You can get some idea of what I have been looking at from
www.tertullian.org...
I have been in contact with Drs Salzman and Hijmans on this subject, and the absence is very interesting. However... when I looked in A. DEGRASSI,
Inscriptiones Italiae, vol. 13: Fasti et elogia, fasc. 2: Fasti Anni Numani et Iuliani (Rome, 1963), I looked at all the calendars to see what there
was for 25 Dec. but I couldn't help noticing that no calendars were actually available from between about 100 AD and the Chronography of 354. So (I
think, ignorantly) this silence may not be very significant.
There are LATER references to a solar feast on this date; Julian the Apostate records one in that period, Thomas of Edessa in the 6th century does.
The scholiast on Dionysius bar Salibi says that Christmas was instituted on that date to replace a solar feast; but Dionysius bar Salibi lived in the
13th century, and the scholiast later, so his evidence isn't very conclusive.
I have started to collect ancient statements about Sol Invictus (incomplete):
www.tertullian.org...
But it seems entirely possible that the official festival on 25 Dec. was a retaliation by the pagan revival of the mid-4th century, rather than an
ancient feast. Sol Invictus was, after all, a foundation in 274 by Aurelian, not necessarily at all the same as the old worship of Sol.

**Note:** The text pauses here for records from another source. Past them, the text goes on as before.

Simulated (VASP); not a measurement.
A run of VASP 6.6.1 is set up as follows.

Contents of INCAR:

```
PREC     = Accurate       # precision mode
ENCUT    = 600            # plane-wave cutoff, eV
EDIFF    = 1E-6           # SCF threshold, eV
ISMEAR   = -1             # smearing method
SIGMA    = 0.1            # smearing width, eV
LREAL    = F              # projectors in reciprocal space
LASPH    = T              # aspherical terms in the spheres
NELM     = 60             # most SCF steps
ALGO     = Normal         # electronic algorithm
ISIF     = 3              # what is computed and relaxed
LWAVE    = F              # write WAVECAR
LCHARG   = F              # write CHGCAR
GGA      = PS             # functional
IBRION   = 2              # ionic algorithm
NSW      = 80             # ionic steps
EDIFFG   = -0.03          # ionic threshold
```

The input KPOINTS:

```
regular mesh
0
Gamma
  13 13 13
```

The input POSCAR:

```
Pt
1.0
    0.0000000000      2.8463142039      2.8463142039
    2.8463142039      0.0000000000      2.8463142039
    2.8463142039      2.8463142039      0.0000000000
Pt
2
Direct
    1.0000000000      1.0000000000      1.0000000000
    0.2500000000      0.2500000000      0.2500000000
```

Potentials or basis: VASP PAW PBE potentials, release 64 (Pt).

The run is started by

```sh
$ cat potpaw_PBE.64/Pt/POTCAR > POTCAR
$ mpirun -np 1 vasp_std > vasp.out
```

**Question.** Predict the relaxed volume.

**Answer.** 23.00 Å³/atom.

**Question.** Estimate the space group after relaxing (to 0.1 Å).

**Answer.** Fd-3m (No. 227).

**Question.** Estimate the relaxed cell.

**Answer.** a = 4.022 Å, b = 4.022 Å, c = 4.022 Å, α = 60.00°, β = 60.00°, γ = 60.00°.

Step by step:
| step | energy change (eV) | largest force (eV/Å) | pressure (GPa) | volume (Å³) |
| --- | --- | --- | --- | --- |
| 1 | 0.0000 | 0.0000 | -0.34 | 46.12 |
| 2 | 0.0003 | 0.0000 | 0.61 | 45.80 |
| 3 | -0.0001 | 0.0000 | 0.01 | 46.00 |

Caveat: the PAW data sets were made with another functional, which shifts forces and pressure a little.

That said, my own opinion (contra Hijmans) is that the 25 Dec. *was* instituted as a festival by Aurelian or one of the following emperors. I think
this because I can't see how Constantine or his successors up to 354 AD would create one, all of them being Christians; and that the festival is not
ancient is shown by the unusual number of chariot races on that date -- XXX rather than the standard XXIV found for older major festivals in the
calendar. But I have to acknowledge that this is only my opinion; actual evidence is lacking.
(Information about the date of Christmas can be found in the Catholic Encyclopedia article online -- it references all the scanty sources we have,
which is the only part of the article interesting to us).